Those familiar with “It’s a Wonderful Life,” the classic Christmas film star- ring Jimmy Stewart, may remember the scene in which George Bailey—despairing and about to throw himself off a bridge— is shown by his guardian angel, Clarence, how different the lives of those in Bedford Falls would have been if George had never existed. It’s both uplifting and a tearjerker.
In energy, can we imagine what our lives might be like without the revolution we have experienced in horizontal drilling and hydraulic fracturing?
Gasoline might cost close to $5 per gallon, as U.S. oil imports would likely reach 10.5 million barrels per day at a cost of $140 per barrel, or $127 billion per year. Utility bills would be steeper by two to three times, as 14- to 16 billion cubic feet per day of natural gas would be imported at $12 per thousand cubic feet (Mcf), costing $70 billion per year. These estimates are according to IHS research director and advisor in energy Steve Trammel, speaking at a recent Denver forum hosted by Davis Graham & Stubbs LLP.
The average household could suffer a $1,200 drop in annual household income. A U.S. manufacturing renaissance sparked by low energy costs would not be underway, and 2.1 million extra American jobs would not have materialized, contributing to an un- employment rate approaching 8%. The U.S. might be in an extended period of low or no economic growth, with $3.3 trillion lost in
U.S. gross domestic product from 2010 to 2020—all opportunity costs in the absence of the U.S. energy revolution.
Plenty gloomy, to be sure … but enough of what might have been. The U.S. energy sector is leading the world in oil production growth, and the drive toward “hydrocarbon manufacturing” continues to make strides. What might lie ahead?
One topic of discussion at the forum was the yawning valuation disparity between producing reserves, which often find a market among upstream master limited partnerships (MLPs), and reserves that are classified as proved undeveloped (PUDs), for which traditional E&P buyers are largely absent.
Transactions for the former reflect present values calculated using a third-party reserve report and, in the current interest rate environment, record low discount rates of 6% to 8%. These often amenable valuations contrast sharply with valuation metrics applied to PUDs, where discount rates are commonly as high as 25% to 30%—and which are typically applied after also having “risked” or haircut the proved reserve estimates by 10% to 25%.
How to bridge the valuation gap? In an era of multiwell pad development, or “batch drilling,” would it not also make sense to add a step after the manufacturing process to conduct periodic batch sales of fully developed pads? This could keep the manufacturing process running both in terms of rising production and in E&Ps’ ability to recoup their capital on an accelerated basis.
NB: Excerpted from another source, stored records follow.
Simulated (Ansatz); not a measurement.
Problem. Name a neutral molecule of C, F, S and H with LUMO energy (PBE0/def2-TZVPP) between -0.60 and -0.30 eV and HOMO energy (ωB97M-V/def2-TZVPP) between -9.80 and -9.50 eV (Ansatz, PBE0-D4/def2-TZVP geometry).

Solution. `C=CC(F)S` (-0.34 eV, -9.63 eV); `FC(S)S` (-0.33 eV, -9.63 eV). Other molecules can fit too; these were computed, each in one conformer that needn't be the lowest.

The idea here is to develop a symbiotic relationship between an E&P and MLP, allowing each side to anticipate successive transactions involving fully developed properties based on third-party reserve reports, the 12-month commodity futures strip and, as an example, a 7% discount rate. Inevitably, there will be variations in wells’ estimated ultimate recoveries, but there would be no cherry picking allowed under an agreed structure incorporating these three key elements.
But aren’t MLPs more focused on buying mature properties where decline curves have flattened?
Yes, pad drilling would normally imply initial sharper decline curves, but there is precedent for structuring deals to help offset production declines. One example involved selling an initial lower working interest in a property that would then grow by an increment each month, subject to an upper limit, allowing the buyer to own a rising working interest in a declining production stream.
In addition to being able to monetize drilling and completion dollars in a timely fashion—and at a more palatable price at a time when the less liquid market for PUD properties offers a poor alternative—E&Ps would benefit from a technical perspective. Full development via pad drilling offers E&Ps advantages in greater fracing efficiency, transportation costs, water management and more.
Ultimately, the concept optimizes the distinct competencies of each of the respective parties. For an E&P, its core competency lies in the technical sphere of drilling and completion; for an MLP, it lies more in its access to lower-cost capital.
Maybe one day we’ll also wonder: What if this, too, hadn’t existed?